PhD Scholarships: English Language and LiteratureWednesday 24 June 2015
Liverpool Hope had launched a series of PhD Scholarships and welcomes applications from outstanding individuals of a high calibre to pursue PhD research at Liverpool Hope University in selected areas. We are seeking confident, innovative postgraduates with a record of achievement to undertake a broad range of thematic and inter-disciplinary projects. This call is open to both UK/EU and international applicants.
You can find full details about the Scholarships (link) or you can also contact Research Officer Mr Chris Lowry quoting '2015 Vice-Chancellor's PhD Scholarships' for more information, by emailing email@example.com
The Scholarships available will be selected from a range of specific project. Over the coming weeks, www.hope.ac.uk will profile the details of these areas of research.
English Language and Literature
Travel, place, and borderlands in late eighteenth-century British writing
The English Department would like to offer a scholarship for the study of literary representations of travel and place in late eighteenth-century British writing, with particular emphasis on exploring the significance of border locations such as the coastline. Dr. Kinsley has worked extensively in this field. Her publications include the monograph Women Writing the Home Tour, 1682-1812, and she is currently co-editing Travel Writing: 100 Keywords (forthcoming with Anthem Press). Her current work focuses upon eighteenth-century coastal travel in Britain. Dr. Guy Cuthbertson is currently editing Edward Thomas's walking book The Icknield Way and his cycling book In Pursuit of Spring.
Through the work of Dr. Kinsley Liverpool Hope has established a long-standing research collaboration with the University of Liverpool and Liverpool John Moores in the field of travel writing and the authorship of place. In 2007 she co-established the Liverpool Travel Seminar, a research forum which enables cross-institutional dialogue whilst also expanding national and international networks of scholars working on travel and place. There are many opportunities for a PhD student to benefit from, and contribute to, these research networks.
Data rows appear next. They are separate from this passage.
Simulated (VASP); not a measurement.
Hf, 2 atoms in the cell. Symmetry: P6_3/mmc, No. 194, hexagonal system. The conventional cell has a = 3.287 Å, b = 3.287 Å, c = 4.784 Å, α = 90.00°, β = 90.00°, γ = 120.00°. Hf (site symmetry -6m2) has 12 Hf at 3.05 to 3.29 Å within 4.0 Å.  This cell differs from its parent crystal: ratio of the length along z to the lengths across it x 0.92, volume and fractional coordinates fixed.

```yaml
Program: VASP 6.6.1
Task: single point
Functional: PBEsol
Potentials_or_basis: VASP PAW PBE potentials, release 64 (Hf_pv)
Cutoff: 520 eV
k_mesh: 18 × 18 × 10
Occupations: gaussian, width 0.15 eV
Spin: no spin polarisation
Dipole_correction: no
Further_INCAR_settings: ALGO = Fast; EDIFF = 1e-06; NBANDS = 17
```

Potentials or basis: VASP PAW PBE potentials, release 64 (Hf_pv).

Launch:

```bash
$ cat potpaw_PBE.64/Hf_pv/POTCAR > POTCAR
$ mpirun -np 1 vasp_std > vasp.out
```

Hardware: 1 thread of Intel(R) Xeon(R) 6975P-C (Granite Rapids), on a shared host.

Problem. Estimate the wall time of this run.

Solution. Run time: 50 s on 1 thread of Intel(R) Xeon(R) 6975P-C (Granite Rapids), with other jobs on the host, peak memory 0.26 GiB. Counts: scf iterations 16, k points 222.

Life-Writing and the Literature of the First World War
The PhD student will investigate the literature of the First World War in relation to autobiographies, biographies, letters and memoirs. While the research project would be specifically focused on this topic, the approach and methodology might incorporate the following: the relationship between literature and journalism; self-portraiture in poetry; the literariness of non-fiction; the use and misuse of biography in the classroom; war writing and the literary career; literature and portrait-painting. The project will involve the use of archive material, such as unpublished letters, diaries, interviews and photographs. Locally, there is important manuscript material in Liverpool and Manchester, but the student would also easily be able to use archives at Cardiff, Durham, London, Birmingham, Edinburgh and many other cities. The First World War is one of the research strengths of the English Department, and the library at Liverpool Hope has a large collection of First World War material.
Guy Cuthbertson has written a successful biography of Wilfred Owen (Yale University Press, 2014) and edited Edward Thomas’s prose, including his autobiographical writings. He is a General Editor of the major OUP series of Thomas’s prose, and has edited or co-edited two volumes, and is working on a third. William Blazek has published widely on American literature of the First World War.